Note that some items, including in particular the electronic organ, have recently been repositioned; this account will be updated in due course!
The entrance, to the north, is dominated by an arched doorway. The carvings on it were completed by craftsmen from the local firm of A. Hardie and depict the central figure of Christ, his hand in the posture of benediction (blessing), flanked by supporting angels. Around the arch are weird figures, perhaps the creatures witnessed in the Revelation of St. John the Divine. Certainly, if you look at the side pillars you will see the four Beasts of the Apocalypse, mentioned in Revelation Chapter 4, verses 7 and 8:
"And the first beast was like a lion and the second beast like a calf, and the third beast had a face as a man and the fourth beast was like a flying eagle. And the four beasts had each of them wings".

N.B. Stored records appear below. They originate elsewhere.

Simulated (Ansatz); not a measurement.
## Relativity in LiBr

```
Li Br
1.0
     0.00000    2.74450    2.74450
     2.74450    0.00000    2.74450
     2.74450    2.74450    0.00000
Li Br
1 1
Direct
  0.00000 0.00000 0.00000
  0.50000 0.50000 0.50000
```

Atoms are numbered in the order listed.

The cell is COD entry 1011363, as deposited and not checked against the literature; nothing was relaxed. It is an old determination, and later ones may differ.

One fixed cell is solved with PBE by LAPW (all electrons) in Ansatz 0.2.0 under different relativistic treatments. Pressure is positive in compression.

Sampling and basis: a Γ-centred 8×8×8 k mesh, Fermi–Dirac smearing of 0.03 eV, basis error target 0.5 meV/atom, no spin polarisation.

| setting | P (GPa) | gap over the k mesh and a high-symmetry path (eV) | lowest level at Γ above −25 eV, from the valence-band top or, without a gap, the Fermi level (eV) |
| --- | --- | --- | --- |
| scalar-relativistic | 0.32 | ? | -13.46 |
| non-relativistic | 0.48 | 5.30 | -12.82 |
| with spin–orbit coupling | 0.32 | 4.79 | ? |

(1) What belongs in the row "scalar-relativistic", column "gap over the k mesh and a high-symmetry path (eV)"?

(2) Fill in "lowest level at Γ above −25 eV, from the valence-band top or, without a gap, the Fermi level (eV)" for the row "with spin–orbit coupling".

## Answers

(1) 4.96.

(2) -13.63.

Above the doorway is a thermal window with a tile-arch overhead.
Moving through the entrance door into the church, the neat size of the building is evident. It is only 12 metres long (including the small, semicircular apse) and 7.5 metres wide. The top of the dome is 9 metres above the floor. It has been calculated that you could fit 3750 St. Peter's Linlithgow into its namesake of St. Peter's in Rome.
One of the most prominent architectural features are the Byzantine "sunbursts" of painted slate above the internal archways.
The church now uses a simple, portable font but, on each of the two side walls, it possesses a memorial tablet relating to its own foundation.
The plaque on the west (liturgical south) wall reads:
This Tablet is placed here by his children in loving gratitude for the life Of George Henry Somerset Walpole Bishop of Edinburgh who helped to build this church in memory of Mildred his wife. Easter 1930
The plaque on the east wall reads:
This Church commemorates with gratitude the varied ministry of women in the Family, the Church and the State and was built largely by the help of thank offerings from missions held in England and America during 1925 - 28
Dominating the forward view is the unusual coloured glass, triple window. It was created by Miss Howson, daughter of the Archdeacon of Warrington, and depicts the work of women in the Church, featuring two of the most famous examples.
On the left is St. Margaret. She was born in Hungary around the year 1045 and brought to England in 1057. As the granddaughter of the English king, Edmund Ironside, she had to flee from the hostile King William the Conqueror. She found refuge in Scotland and there, in 1070, married King Malcolm III (Canmore). She brought up her six sons and 2 daughters admirably, according to Anglo-Norman institutions and manners, and imposed on Scotland her own deeply religious views of worship.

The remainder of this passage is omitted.